But numbers compiled by the Casino Control Commission (CCC) and the Division of Gaming Enforcement — both of which regulate the state’s online and brick and mortar gambling and sports betting industries — showed upticks in tax revenue across the board in 2018.

The state levies a host of taxes on the casino industry and ancillary economy, which includes non-gaming taxes that extend beyond just what the casinos and racetracks take home every month.

In 2018, the non-gaming tax revenue from Atlantic City and Atlantic County totaled $154.5 million, according to the CCC’s most recent annual re-port. Non-gaming tax revenue totaled $130.7 million in 2016 and $123.7 million in 2017.

CCC Chair James Plousis said the bump in 2018 was due in part to the opening of two new properties in Atlantic City, the Hard Rock Casino Hotel and the Ocean Resort Casino.

Still, the uptick is worth celebrating, Plousis maintained, and a sizable chunk of it came from the state’s lucrative sports-betting market.

“You hear people in the industry saying that it’s driving a lot of food and beverage, as well as people staying [at hotels],” Plousis told NJBIZ. “There’s definitely a ripple effect with people coming into town for sports betting.”
Of 2018 totals, $69.2 million came from from sales and use taxes, according to the CCC. The sales tax rate is 6.625 percent of any goods or services purchased in the state, and the money goes into the state’s coffers for general use.

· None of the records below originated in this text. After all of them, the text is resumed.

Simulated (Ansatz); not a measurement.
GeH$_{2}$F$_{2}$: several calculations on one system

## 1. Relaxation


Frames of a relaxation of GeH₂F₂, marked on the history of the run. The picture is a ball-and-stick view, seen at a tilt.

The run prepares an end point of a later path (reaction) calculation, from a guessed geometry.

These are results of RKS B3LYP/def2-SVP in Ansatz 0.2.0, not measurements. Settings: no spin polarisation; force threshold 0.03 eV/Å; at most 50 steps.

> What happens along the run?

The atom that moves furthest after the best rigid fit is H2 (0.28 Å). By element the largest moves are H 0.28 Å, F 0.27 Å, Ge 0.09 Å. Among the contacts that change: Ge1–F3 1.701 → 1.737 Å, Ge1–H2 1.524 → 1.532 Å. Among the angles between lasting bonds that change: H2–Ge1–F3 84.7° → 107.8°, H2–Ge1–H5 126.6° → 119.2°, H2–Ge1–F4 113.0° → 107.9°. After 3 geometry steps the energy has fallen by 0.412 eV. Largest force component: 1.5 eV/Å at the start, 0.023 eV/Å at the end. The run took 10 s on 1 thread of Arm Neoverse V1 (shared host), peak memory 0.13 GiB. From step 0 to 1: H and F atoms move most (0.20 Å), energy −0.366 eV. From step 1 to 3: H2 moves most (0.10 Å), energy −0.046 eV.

The luxury tax — 3 percent on alcoholic beverages and 9 percent on any other purchases, such as entertainment, room rentals, beach chairs, cabanas and admissions tickets within Atlantic City — generated $37.2 million.
After that, the region generated $23.34 million from casino parking fees, which are $3 a day per occupied casino parking space — $2.50 of which goes to the Casino Reinvestment Development Authority and 50 cents to a fund for disabled and senior citizens.

Another $11.7 million of state revenue came from the casino hotel room fee; the state’s tourism promotion fee — $2 per occupied casino hotel room and $1 per occupied motel and non-casino hotel — produced $8.6 million.
Funds from the tourism fee go toward the city’s convention center to promote tourism and the local economy. The region also generated $5.4 mil-lion from the state occupancy fee, which is 1 percent for Atlantic City.

Gambling tax revenue, which went up across the board, has gone up in Atlantic City during 2018, according to an August 2019 report from the DGE. The state’s 8 percent gross revenue tax on casino income produced $174.7 million in 2017 and $181.2 million in 2018. The 15 percent internet gross revenue tax for the state was $36.9 million in 2017 and $44.8 million in 2018.

In 2018, the state directly made almost $11.6 million of tax revenue from sports betting: $3.4 million from the 8.5 percent retail sports tax, $6.9 mil-lion from the 13 percent internet sports tax levy, $627,000 from the state’s 1.25 percent additional tax on sports wagering and another $550,000 from the state’s 1.25 percent racetrack economic development tax.

“The overall tax rate is very small on the overall handle on sportsbooks,” Plousis said. “The activities that go around, people coming down here, some people staying overnight, everybody’s dining and eating.”